Archbishop Justin Welby praised this week’s Anglican Primates’ Meeting as “the most constructive and creative” he had led at a press conference held at the close of the gathering on January 15. The tone, he suggested, pointed the way for next summer’s Lambeth Conference to “draw a line under some of the inward-looking approach of the past,” and added that the large number of new primates weren’t “bringing along with them some of the baggage of previous meetings.”
There was, Welby said, “a real sense of people trying to walk together, to build up the life of the church and to look forward together.” Archbishop Michael Lewis of Jerusalem and the Middle East, the host primate, described it as “a grown-up meeting,” adding “it has not been bland. People have spoken from the heart and from the head.”
Thirty-three of the leaders of the Anglican Communion’s 40 provinces gathered January 13-15 at a hotel near the traditional site of Jesus’ baptism in the Jordan. The primates of Nigeria, Uganda and Rwanda refused to attend and the others were not present “by virtue of vacancy, illness or other difficulty.” In a communique on the final day, the primates said that they “were acutely aware of the ongoing tensions within the Anglican Communion. However, we were also profoundly conscious of the Holy Spirit in our midst, drawing us to walk together.”

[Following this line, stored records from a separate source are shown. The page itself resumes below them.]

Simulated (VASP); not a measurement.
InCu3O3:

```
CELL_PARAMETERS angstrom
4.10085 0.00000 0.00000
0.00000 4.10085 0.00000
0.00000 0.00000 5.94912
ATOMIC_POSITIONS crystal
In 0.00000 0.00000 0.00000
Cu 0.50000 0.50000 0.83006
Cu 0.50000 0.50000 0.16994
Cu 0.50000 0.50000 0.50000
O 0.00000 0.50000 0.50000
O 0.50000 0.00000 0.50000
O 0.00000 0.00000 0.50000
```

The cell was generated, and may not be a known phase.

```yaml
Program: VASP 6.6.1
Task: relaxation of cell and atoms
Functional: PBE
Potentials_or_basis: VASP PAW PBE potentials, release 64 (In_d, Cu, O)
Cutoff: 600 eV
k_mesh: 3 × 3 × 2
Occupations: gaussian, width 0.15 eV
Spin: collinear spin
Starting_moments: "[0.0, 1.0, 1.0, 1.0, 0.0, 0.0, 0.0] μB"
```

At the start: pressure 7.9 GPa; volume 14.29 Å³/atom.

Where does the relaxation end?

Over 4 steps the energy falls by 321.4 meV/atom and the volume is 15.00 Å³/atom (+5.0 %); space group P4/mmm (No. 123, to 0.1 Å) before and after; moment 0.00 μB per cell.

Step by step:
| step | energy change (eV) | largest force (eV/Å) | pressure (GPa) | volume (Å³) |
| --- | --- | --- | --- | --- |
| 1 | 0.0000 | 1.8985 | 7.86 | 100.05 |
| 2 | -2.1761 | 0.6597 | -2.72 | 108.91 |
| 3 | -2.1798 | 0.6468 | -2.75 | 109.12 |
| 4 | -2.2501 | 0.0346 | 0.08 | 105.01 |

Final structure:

The primates, Welby said, “accepted and welcomed” a report from a task group commissioned among their members in 2016 to “maintain conversation among ourselves with the intention of restoration of relationship, the rebuilding of mutual trust, healing the legacy of hurt, recognizing the extent of our commonality and exploring our deep differences, ensuring they are held between us in the love and grace of Christ.” They commended it for consideration by next summer’s Lambeth Conference and by the Anglican Consultative Council’s next gathering in 2022.
The report’s contents have not yet been released, but Welby said that it “looks at how we can strengthen the bonds of affection across the Communion,” and noted that “it enabled different voices to be heard.” The primates’ communique focused on the task force’s summons of churches across the Communion “to set apart the Fifth Sunday of Lent (29 March 2020) as a day to focus on the prayers of repentance produced by the Task Group.”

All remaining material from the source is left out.